Not as Innovative as You Think

What do the music of Beethoven and Kanye West have in common? “Not Much!” would be a typical reply. What does modern day rap have to do with Beethoven?

Or, ask most high school students to trade in their favorite pop band for Mozart and you might get laughed out of the classroom as they claim that classical music has no relevance to today’s music.

However, I argue that each generation of musicians believes that they are creating innovative music, when in fact, they are regurgitating the foundations of classical music established by classical composers. Follow me from classical times to the modern day while I focus on these two foundations: chord progressions and keys of music (examples being A minor, C major, etc.) and show how they’re applied.

So what are chord progressions and keys of music? Music Theory Instructor Ian Temple defines a chord progression as “just any succession of musical chords, which themselves are groupings of two or more different notes typically played simultaneously.” (Soundfly team, Flypaper) In most western music most chord progressions have a tonic (the focus of the melody) and a dominant (the note in a chord progression that leads to a tonic). Keys of music are the scales in which the music revolves.

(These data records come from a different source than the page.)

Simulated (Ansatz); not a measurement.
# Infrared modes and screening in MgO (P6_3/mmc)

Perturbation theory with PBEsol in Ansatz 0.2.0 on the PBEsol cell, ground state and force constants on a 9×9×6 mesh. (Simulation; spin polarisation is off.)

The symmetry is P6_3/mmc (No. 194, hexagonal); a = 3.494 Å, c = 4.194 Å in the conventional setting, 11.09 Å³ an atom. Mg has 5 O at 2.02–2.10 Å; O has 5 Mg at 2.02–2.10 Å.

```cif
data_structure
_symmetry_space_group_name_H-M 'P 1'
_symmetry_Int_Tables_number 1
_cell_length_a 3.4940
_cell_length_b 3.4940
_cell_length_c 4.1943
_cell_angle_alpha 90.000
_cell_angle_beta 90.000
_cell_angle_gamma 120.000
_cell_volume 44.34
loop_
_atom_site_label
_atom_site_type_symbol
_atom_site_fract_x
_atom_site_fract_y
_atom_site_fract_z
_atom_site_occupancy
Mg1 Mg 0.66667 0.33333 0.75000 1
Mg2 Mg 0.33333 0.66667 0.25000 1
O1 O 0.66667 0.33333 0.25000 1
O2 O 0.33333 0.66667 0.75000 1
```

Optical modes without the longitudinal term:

A legendary mathematician Pythagoras discovered that notes with a whole number ratio while sound harmonized while notes with a non-whole number ratio would give off a dissonant sound. Pythagoras created the first 12 note chromatic scale. The scale revolves around perfect 5ths tuned  in the ratio 3:2. Most modern pop music today still uses Pythagoras’s scale to create that famed catchy 4 chord progression ( I–V–vi–IV).